You can tell find to only return results of a given type with the -type primary.

find . -type d ! -path '*git*' ! -path '*coverage*'
.
./bin
./spec
./spec/issue
./spec/api
./spec/report
./.yardoc
./.yardoc/objects
./lib
./lib/jira
./lib/jira/issue
./lib/jira/api
./lib/jira/report
./doc
./doc/css
./doc/js
./doc/Jira
./doc/Jira/Reporting
./doc/Jira/Issue
./doc/Jira/Api
./doc/Jira/Report
./doc/Jira/Client
./.idea

This returns only the directories in the current directory and its children. The -path primary searches in the whole path of the file, not just the file itself, and the ! will be covered later when we talk about operands

Primaries - Acting on files

So far find has only been printing the results that it finds, but you can take other actions on the matched files as well. This is implicitly the same as using the -print primary. Similar to it is -ls, which formats its output as though you had ran ls -l on the list of files returned.

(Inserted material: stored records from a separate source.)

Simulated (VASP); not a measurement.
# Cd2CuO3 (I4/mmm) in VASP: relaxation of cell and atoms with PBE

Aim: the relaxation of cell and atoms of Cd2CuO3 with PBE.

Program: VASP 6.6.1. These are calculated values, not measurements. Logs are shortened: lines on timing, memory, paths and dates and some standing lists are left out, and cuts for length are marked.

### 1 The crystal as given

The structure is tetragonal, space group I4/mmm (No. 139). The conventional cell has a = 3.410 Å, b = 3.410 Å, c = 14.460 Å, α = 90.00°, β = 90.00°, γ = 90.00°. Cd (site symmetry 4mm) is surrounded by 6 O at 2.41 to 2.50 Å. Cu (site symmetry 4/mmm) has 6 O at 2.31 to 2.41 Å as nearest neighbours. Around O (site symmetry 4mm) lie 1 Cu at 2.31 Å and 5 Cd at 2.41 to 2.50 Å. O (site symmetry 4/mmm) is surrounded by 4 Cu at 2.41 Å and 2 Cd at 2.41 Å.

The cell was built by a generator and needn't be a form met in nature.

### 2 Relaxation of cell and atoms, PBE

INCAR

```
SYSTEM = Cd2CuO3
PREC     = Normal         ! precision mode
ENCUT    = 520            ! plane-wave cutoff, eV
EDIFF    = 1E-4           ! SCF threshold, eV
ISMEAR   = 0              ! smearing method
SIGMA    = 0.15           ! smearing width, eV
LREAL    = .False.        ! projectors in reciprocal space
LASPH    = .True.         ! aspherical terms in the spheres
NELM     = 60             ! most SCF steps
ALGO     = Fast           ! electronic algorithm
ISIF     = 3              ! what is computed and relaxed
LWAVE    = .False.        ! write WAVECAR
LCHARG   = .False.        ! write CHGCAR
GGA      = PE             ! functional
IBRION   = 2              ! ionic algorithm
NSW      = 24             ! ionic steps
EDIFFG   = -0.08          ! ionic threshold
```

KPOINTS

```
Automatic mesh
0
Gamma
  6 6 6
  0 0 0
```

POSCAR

find . -type f -name '*.md' -ls
30288144        8 -rw-r--r--    1 jharder          staff                 622 Feb  8  2023 ./CHANGELOG.md
35271368       24 -rw-r--r--    1 jharder          staff               11914 Apr 13  2023 ./README.md

If instead you wanted to clean up a bunch of files, you can use find with the -delete primary to delete all the files find finds. No reaching for xargs necessary.

You can run any utility you want on the list of files using the -exec primary, though there are two important things to keep in mind:

  1. You must terminate the command with an escaped ; in order to tell find when your exec command ends and the next primary begins.
  2. To reference the filename in the utility us {}.
find . -type f -name '*.md' -exec echo {} \;
./CHANGELOG.md
./README.md

You can replicate the -delete primary by using -exec rm {} \; but I might wonder why you’re doing that. A helpful variation of -exec is -ok, which is identical to -exec but asks you for permission first. You you wanted to delete a handful of files but wanted to confirm before they get deleted -ok is a great option.

find . -empty -ok rm {} \;
"rm ./lib/empty_file_2"? no
"rm ./lib/jira/api/just_created.rb"? no
"rm ./lib/empty_file_1"? yes

Operands

Operands are quite simple, in fact, most of these examples have been using them! The operators listed in the man pages list ( ), !, -and, and -or. When multiple primaries are provided to find, -and is implicitly used to link them together. find . -empty -atime +1w is the same as typing find . -empty -and -atime +1w, meaning, find all the files that are empty AND haven’t been accessed in at least a week.

( expression ) sets an order of precedence similar to how paretheses work in math. (1+3) * 4 would evaluate 1+3 before * 4 because of the parentheses. -or and ! (also expressed as -not) are similar, and follow boolean logic that you should be familiar with.

Conclusion

Find is a humble utility that seems simple on its face, but weilds great power in the hands of those who know how to handle it. I’ve used find for years mostly to locate files with a certain name or file extension, but in researching this article I’ve found numerous other use cases.

I encourage you to poke around and consider find when you’re looking for some files and don’t know where they’re stored. Or you could use it to find files bigger than 1G and consider cleaning them up. Or finding empty files that have been sitting around for a long time.

Footnotes


  1. https://mason.gmu.edu/~montecin/UNIXpermiss.htm  ↩︎